My novel wasn’t a novel at first. It began as a video game.
Seriously.
Since the mid 90’s I have always wanted to make my own Role Playing Game (RPG) in the style of my old-school SNES favorite Final Fantasy II (IV if we’re being true to Japanese numbering). I still do. Making games takes time, though. I worked on learning programming over the course of many years, and only gave a little bit of thought to the story line.
A few years ago I discovered RPG Maker XP, and then the easier-to-use RPG Maker VX. Wonderful tools, just a little too expensive and too short of a trial period. But I started making something I really liked without the hassle of coding. It was fun. And lo and behold, a story emerged.
The demo ran out of time, but I kept writing the outline for the story. That was fun too.
Then life happened. Depression happened. Life ambitions fizzled, and with it my life’s focus. A dark page.

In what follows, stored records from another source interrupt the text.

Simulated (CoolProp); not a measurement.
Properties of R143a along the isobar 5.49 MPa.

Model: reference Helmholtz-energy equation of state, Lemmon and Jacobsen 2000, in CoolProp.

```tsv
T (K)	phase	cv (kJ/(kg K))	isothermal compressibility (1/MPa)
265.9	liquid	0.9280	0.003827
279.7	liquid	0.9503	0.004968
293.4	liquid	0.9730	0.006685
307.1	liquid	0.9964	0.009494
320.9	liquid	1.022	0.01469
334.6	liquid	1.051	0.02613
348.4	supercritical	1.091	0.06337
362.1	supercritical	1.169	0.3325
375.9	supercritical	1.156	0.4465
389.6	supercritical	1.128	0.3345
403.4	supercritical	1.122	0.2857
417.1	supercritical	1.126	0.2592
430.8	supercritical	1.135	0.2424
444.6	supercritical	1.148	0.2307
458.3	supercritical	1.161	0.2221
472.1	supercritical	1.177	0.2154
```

I can’t remember why I started thinking about the old game, but it was around the summer of 2010. I guess I just wanted to be creative again. I looked over my notes. It was pretty good. Complex story. A bit cliche, but standard fare for the RPG genre. I remember thinking about the first task the game required: go to the temple cellar and kill all the rats (a deliberate cliche). I remember picturing the lead character, Adain, swatting away rats with a pole, the weakest weapon in the game. In my mind it looked like a movie. Wait, what if I wrote it down like a story? I hadn’t written fiction in 10 years or so. But sure, why not? I wrote a paragraph. Wow, pretty good again. Not bad for a depressed guy. But it sat for a while.
And then in October of 2010 I saw something that would change my life: National Novel Writing Month.